The root cause, in one paragraph
The Node.js process that runs the whole website has one thread for JavaScript. Every request — homepage, sign-in, pricing, master-data — shares that single thread. When a PWA client opens and starts pulling master data, it fires 16 endpoints in sequence, paginated. Each call runs through Payload's ORM, which holds the thread for hundreds of milliseconds to several seconds while it joins relations, runs hooks, and shapes the response. While the thread is busy with that work, every other request — including the landing page — sits waiting in a queue. If a request waits longer than Azure's gateway timeout, the user sees a 500.

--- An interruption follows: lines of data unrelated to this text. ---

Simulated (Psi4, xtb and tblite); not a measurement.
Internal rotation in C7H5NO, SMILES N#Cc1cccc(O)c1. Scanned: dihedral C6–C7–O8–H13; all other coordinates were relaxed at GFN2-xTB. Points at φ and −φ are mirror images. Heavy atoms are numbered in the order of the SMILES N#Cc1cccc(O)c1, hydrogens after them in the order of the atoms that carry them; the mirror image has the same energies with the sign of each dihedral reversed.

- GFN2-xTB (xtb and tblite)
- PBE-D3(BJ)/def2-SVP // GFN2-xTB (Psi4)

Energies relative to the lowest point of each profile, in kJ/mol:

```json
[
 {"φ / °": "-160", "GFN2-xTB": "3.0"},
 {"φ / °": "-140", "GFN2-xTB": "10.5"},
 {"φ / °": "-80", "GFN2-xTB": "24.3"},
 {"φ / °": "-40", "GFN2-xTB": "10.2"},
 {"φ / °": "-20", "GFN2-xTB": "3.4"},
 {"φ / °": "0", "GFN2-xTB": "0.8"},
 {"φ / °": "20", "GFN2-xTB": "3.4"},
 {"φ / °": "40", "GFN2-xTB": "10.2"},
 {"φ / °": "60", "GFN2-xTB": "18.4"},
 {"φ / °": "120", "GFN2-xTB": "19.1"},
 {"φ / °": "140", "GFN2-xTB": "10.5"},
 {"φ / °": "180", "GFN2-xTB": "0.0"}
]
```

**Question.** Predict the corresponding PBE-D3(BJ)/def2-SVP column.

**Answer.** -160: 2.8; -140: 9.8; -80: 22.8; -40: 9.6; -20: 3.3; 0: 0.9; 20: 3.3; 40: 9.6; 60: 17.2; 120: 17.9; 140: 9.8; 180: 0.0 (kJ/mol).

Proof — one PWA is enough to break the homepage
Tested over real HTTP against a production build (pnpm build && pnpm start). One PWA client doing a real sync; meanwhile, a probe hits the homepage repeatedly.
| Condition | Homepage avg | Homepage peak |
| Idle (no PWA load) | 11 ms | 16 ms |
| 1 PWA syncing | 2 160 ms | 4 939 ms |
| 2 PWAs syncing in parallel | 4 059 ms | 11 892 ms |
Sign-in and pricing degrade the same way — they all share the same thread. With two PWAs syncing, the homepage took almost 12 seconds to respond. Anything over Azure's gateway timeout becomes a 5xx.
What it is NOT
- Not a memory leak. Heap stays flat.
- Not slow queries. The same data via direct database queries returns in 100–200 ms. The bottleneck is the ORM above the database, not the database itself.
- Not Azure-specific. Reproduced on localhost.
The fix
Replace the 16 paginated master-data endpoints with one cached bundle endpoint that returns everything in a single response, using direct database queries (no ORM in the hot path) and an in-memory cache invalidated by Payload hooks when admins edit data.
Net effect: instead of holding the Node thread for tens of seconds per PWA login, master-data work collapses to one short request — or a cache hit. The landing page stays responsive.
Already implemented on branch feature/master-data-bundle.